What's the issue?
Corporate governance is the system through which productive assets are owned, controlled and managed. At the moment, those who manage assets in the corporate sector will be accountable to shareholders, rather than workers, customers or citizens. Most of the UK economy is run like this because, since the 1980s, many state assets have been privatised, and organisations like mutual societies – responsible for the vast majority of home loans – have also been transferred to shareholder control.
This expansion of the corporate sector brought a strengthening of the rights (and therefore the potential influence) of shareholders, through changes to both company law and the ‘soft law’ codes governing things such as board membership, shareholder ‘stewardship’ (a euphemism for investor control) and takeover bids. This has undermined the interests of other stakeholders – like employees and UK citizens, generally.

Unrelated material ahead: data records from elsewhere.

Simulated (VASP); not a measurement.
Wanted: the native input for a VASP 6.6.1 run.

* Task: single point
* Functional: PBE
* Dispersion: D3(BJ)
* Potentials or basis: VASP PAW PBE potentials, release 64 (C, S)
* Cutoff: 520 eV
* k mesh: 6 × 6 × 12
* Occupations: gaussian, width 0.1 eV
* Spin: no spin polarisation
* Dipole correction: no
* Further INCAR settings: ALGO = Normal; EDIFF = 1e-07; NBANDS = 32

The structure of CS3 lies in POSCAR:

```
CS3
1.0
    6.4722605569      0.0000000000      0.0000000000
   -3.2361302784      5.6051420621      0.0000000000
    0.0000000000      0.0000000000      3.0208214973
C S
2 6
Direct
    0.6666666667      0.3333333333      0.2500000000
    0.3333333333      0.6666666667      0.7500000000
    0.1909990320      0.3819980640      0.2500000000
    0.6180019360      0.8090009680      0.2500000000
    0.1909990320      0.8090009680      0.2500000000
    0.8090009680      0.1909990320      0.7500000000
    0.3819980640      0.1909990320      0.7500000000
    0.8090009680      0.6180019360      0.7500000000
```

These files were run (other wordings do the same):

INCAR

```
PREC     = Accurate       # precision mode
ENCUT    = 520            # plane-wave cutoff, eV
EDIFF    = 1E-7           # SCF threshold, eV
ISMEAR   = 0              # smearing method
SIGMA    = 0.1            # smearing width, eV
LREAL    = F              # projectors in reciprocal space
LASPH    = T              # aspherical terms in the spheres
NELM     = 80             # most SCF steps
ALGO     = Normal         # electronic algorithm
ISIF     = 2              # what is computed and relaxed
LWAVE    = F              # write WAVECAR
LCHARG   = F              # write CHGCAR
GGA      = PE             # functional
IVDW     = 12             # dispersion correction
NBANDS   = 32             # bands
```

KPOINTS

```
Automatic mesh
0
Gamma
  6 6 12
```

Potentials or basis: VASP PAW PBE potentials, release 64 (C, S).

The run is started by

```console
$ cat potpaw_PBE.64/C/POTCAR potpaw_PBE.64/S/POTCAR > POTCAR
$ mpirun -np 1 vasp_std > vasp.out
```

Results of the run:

Why does the UK need a much better Companies Act?
The shifting of control to shareholders effectively empowered collective capital, in the form of pension funds, hedge funds and sovereign wealth funds.
UK pension funds are financed by contributions from workers and employers; they are subsidised by the state, which also provides some protection to members, in the event of insolvency. Partly because of regulation and partly because of the need for stable returns over the long term, pension funds are usually relatively risk-averse in their investments.
Hedge funds, on the other hand, look for high returns over shorter periods of time, but through higher-risk activities, like arbitrage-based trading. Some specialise in pressuring the boards of cash-rich firms to ‘unlock’ capital by selling assets, with the proceeds being used for dividends and share buybacks. They mostly represent wealthy individuals and families.
Sovereign wealth funds represent the interests of national governments and ultimately, to some extent, their citizens. Like pension funds, they can take a longer-term view, but they are less restricted by prudential regulation and can respond to market opportunities. The proportion of the returns that gets used for public benefits, like infrastructure, or lower taxes, varies from country to country.